This image shows technicians working to complete operations prior to propellant load for NASA’s Europa Clipper spacecraft inside the Payload Hazardous Servicing Facility at the agency’s Kennedy Space Center in Florida on Tuesday, Sept. 11, 2024. Photo credit: NASA/Kim Shiflett
Technicians completed loading propellants in the agency’s Europa Clipper spacecraft on Sunday, Sept. 22, inside the Payload Hazardous Servicing Facility at NASA’s Kennedy Space Center in Florida.

Housed in the largest spacecraft NASA has ever built for a planetary mission, Europa Clipper’s propulsion module is an aluminum cylinder 10 feet (3 meters) long and 5 feet (1.5 meters) wide, and it holds the spacecraft’s array of 24 engines and 6067.6 pounds (2,752.2 kilograms) of propellant in two propulsion tanks, as well as the spacecraft’s helium pressurant tanks. The fuel and oxidizer held by the tanks will flow to the 24 engines, creating a controlled chemical reaction to produce thrust in space during its journey to determine whether there are places below the surface of Jupiter’s icy moon, Europa, that could support life.
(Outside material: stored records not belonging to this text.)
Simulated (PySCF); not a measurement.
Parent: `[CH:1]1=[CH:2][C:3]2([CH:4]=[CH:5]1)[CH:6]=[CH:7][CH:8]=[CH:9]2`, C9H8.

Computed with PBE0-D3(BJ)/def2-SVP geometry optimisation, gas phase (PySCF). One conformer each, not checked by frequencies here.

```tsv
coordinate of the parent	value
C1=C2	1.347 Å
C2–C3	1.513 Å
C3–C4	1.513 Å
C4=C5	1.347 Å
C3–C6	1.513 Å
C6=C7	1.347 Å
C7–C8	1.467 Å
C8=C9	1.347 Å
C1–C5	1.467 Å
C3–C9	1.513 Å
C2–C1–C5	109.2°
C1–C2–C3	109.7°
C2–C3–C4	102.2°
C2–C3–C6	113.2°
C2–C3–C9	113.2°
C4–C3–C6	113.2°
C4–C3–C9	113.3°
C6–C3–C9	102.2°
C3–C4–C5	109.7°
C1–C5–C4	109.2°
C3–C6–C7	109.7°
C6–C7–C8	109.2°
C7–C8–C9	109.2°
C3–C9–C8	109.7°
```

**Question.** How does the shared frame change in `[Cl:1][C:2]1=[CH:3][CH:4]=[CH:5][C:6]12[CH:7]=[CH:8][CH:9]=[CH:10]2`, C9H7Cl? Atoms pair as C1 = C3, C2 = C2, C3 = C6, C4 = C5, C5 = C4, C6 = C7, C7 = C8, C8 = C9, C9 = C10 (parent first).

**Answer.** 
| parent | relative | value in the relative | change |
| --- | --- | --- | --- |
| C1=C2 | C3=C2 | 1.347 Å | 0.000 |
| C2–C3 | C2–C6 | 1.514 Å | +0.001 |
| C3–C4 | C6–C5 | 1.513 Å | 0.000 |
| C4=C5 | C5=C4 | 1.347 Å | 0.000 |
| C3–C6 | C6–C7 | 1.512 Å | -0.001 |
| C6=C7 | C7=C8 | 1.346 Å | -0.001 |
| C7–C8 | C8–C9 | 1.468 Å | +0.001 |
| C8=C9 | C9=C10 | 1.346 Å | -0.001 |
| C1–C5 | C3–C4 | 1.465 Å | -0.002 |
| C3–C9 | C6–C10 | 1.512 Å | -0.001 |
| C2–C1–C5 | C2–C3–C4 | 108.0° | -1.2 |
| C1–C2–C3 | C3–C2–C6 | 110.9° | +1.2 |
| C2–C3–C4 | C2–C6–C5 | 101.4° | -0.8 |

After launch, the spacecraft plans to fly by Mars in February 2025, then back by Earth in December 2026, using the gravity of each planet to increase its momentum. With help of these “gravity assists,” Europa Clipper will achieve the velocity needed to reach Jupiter in April 2030.

NASA is targeting launch on Thursday, Oct. 10, aboard a Space X Falcon Heavy rocket from NASA Kennedy’s historic Launch Complex 39A.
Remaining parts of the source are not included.